NAPOLEON AND THE REBEL

A Story of Brotherhood, Passion, and Power

by Marcello Simonetta and Noga Arikha

Pub Date: June 7th, 2011
ISBN: 978-0-230-11156-1
Publisher: Palgrave Macmillan

Napoleon’s recalcitrant, republican younger brother has his say in this lively reconstruction of the Bonaparte family’s accession to power.

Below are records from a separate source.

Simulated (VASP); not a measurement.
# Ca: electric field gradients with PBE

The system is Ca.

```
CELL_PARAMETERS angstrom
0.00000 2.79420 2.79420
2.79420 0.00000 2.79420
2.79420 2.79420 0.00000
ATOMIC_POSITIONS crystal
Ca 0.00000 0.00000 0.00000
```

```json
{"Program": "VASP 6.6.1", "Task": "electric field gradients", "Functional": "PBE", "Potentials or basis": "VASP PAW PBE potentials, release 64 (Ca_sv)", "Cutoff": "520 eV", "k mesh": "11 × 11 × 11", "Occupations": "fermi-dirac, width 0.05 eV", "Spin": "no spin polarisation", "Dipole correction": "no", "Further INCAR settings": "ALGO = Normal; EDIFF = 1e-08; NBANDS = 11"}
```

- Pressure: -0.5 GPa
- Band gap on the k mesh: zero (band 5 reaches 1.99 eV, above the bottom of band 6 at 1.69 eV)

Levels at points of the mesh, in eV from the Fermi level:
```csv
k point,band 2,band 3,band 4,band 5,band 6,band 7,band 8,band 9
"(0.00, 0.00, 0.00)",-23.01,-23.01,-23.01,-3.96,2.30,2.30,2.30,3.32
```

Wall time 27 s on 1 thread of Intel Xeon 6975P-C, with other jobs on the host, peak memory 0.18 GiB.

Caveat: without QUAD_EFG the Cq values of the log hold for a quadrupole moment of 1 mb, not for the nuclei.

Simonetta (The Montefeltro Conspiracy: A Renaissance Mystery Decoded, 2008) and Arikha (Passions and Tempers: A History of the Humours, 2007) acquired unpublished correspondence and notebooks belonging to Lucien Bonaparte and his wife, Alexandrine, that were spared the purge by Napoleon III’s revisionists. Much of their work here revisits Lucien’s Memoirs, with expurgated passages restored involving telling scenes between the brothers as well as details about Lucien’s relationship with Alexandrine, his lovely second wife who was vilified by Napoleon mostly because the First Consul wanted his brother to make an astute political match rather than marry for love. The authors “take [Lucien] at his word,” allowing the dialogue he recorded seemingly verbatim to remain intact and jump off the page—namely, when Napoleon informs his brothers Joseph and Lucien while reclining in the bathtub of his precipitous decision to sell the vast Louisiana territories to the Americans, the same territory Lucien had skillfully and very recently negotiated from the Spanish. Napoleon had often been away in military school during Lucien’s youth, and the relationship between them was respectful but never warm. Lucien had studied in seminary before becoming a political activist and speaker; he was deeply imbued with republican ideals and early on expressed his suspicions about his older brother’s despotic ambitions. If Napoleon were king, Lucien wrote to Joseph, “his name would be a terror to posterity and to sensitive patriots.” Nonetheless, Napoleon relied on Lucien’s diplomacy and cool-headedness to help stage his coup amid the Council of the Five Hundred in November 1799, and used him as a diplomatic tool until Lucien’s forced exile over his marriage to Alexandrine. A fresh piece of turbulent French history.